The European Lotteries Association (EL) has joined forces with the European Casino Association (ECA) and the World Tote Association (WoTA) to fight illegal online gambling and embrace the foreseen Digital Services Act package.

The EL, the ECA and the WoTA together in an alliance against illegal gambling welcome the European Commission’s plans to modernize the rules applicable to the online environment.

All three associations noted that, as representatives of the licensed and regulated gambling industry in Europe, they cherish the same values of trust, reliability and integrity for their players, supporting the right of people to enjoy and play in a nationally licensed secure gambling environment.

The alliance, with almost one million people employed by its respective members, represents over 150 operators in the gambling and lottery sector in Europe, which together contributes more than €35bn yearly to good causes and state budgets.

With over 350,000 independent points of sale for lotteries and around 900 casinos across whole Europe, the alliance said its operators offer a wide variety of safe, well-regulated and controlled games and channel the players to this legal and nationally licensed supply of games.

It called upon everyone to support its members to enable this significant contribution to the benefit of society to continue.

The Digital Services Act package foresees a notice-and-action mechanism that will enable all alliance users to notify online intermediaries about potentially illegal online content or activities and to help the latter to react quickly and be more transparent regarding the actions taken.

The alliance sees this as an important improvement in the fight against illegal online gambling offerings and it looks forward to the enforcement and implementation of these measures by the involved stakeholders to protect the interests of all EU citizens.

Illegal gambling operators offer their services online to players located in multiple EU member states without having obtained any license in such national markets.

The alliance noted that these practices are illegal and detrimental for consumers and state budgets, as there is no mutual recognition of national licenses in the gambling sector within the EU and no sector-specific EU legislation in that field is needed.
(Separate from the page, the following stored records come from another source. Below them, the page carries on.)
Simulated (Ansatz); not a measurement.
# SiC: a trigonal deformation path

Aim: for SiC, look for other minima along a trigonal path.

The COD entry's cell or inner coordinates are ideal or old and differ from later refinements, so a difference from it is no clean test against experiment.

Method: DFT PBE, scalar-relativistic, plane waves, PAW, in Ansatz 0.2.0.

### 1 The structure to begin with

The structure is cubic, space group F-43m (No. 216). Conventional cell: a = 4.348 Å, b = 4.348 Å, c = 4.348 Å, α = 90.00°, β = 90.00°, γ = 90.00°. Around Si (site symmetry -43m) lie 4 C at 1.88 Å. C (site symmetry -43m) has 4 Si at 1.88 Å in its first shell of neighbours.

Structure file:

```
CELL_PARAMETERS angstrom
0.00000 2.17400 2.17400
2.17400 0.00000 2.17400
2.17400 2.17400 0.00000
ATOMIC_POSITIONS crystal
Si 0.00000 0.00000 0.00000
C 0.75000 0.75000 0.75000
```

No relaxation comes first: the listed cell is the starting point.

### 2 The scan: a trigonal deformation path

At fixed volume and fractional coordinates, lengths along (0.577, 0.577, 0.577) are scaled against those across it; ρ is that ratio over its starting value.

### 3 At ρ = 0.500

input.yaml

The three associations stated that illegal (not licensed in the country of offer) gambling operators:

  • Do not respect the laws and regulations set up by the national regulators of the EU Member States where they provide their services
  • Make it practically impossible to protect consumers and especially a vulnerable population from the risks of overconsumption
  • Can enhance the emergence of social problems and crime and constitute a major problem in the fight against money laundering
  • Often do not pay taxes in the national markets where their players are located and do not contribute to any public good or specific charities
  • Represent an unfair and unequal competition to the nationally licensed and authorised gambling operators, threatening their legal business models and the substantial sustainable economic and social contribution they provide to EU member states.